Sunday, October 7, 2012

How refusing the sale on the first sales call led to a six-month weekly contract for a 4 x 10!

This small ad was what the
restaurant was running in
the competition and they weren't
interested in running with our client.
A couple of days ago, an ad rep at a New York daily newspaper sent me details of a huge sale he made recently to a Japanese restaurant using our Response Oriented Selling system.

It all began just before before his newspaper hired me. He saw the ad on the left running in a competitive publication and decided to stop in. "We're already doing a lot of advertising elsewhere and we don't want to do anymore," they said.

After learning our techniques, the salesperson decided to re-approach them and ended up getting them on a six-month contract for a 4 col. x 10" ad, once every week: a huge increase and they're getting a great response.

The most interesting thing about this sale isn't the size or even how well the ad worked, but how much larger it became by the ad rep's refusal to close it on the very first Response Oriented Selling meeting, even though the prospective advertiser quickly began showing interest in running.

After first succeeding in stopping the prospect from thinking about how to get rid of him, the ad rep moved on to converting the upfront stalls and objections over to what really mattered to the restaurant owner – response. He quickly drew the new response approach out of the prospect, and the prospect was so won over that he was ready to start running something.

Our techniques not only helped the ad rep sell the restaurant into his
publication, but taught the ad rep to wait until the second meeting, when
the prospect was able to understand why the right strategy would
work better, before talking size and frequency. Both the approach
and the ad worked, generating revenue for the paper and the prospect.
But instead of proceeding to quote rates and talk sizes, the ad rep stuck to our approach, understanding that more significant money was waiting, as well as a more successful, long-term advertiser, if he came up with an effective ad using our system.

The ad rep followed our proven techniques and gathered information about the restaurant's business, competition, and target customers, returned to the office, applied our step-by-step logical process to creating an effective ad strategy, handed it off to a designer to make it look better (that's all you should be asking of them, as we say), and returned with a bigger, better ad, ready to explain the logic behind it and show why the ad would work.

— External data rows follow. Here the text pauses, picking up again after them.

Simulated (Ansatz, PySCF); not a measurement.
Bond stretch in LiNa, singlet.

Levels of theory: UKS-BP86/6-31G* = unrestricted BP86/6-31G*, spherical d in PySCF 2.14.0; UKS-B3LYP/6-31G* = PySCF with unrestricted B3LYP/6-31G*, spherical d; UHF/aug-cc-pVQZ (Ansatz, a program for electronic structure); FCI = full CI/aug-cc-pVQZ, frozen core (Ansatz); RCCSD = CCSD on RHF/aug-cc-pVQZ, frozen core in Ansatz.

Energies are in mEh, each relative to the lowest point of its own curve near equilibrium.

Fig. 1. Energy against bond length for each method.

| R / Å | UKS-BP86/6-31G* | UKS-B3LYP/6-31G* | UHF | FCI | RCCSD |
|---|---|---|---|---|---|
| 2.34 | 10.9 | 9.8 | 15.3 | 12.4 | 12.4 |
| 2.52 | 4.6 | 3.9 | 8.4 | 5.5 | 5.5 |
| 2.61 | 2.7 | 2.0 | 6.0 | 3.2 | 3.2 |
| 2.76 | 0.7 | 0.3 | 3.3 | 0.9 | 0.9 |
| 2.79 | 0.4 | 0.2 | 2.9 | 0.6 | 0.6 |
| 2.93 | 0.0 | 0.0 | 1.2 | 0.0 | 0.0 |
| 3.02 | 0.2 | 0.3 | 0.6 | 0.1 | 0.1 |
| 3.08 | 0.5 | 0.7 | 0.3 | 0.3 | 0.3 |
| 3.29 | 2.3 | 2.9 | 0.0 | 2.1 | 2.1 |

By the end of the presentation, the restaurant owner understood the significant revenue that could come in from the ad and the newspaper and why it needed to be the larger size and frequency. Because the ad rep had, in effect, proven that spending serious money would not be a risk, the restaurant owner signed the six-month contract for the 4 col. x 10" ad (at right).

The first day the ad ran, the ad rep called to check on how things were going. "I can't talk now," the owner said. "I've already had three calls."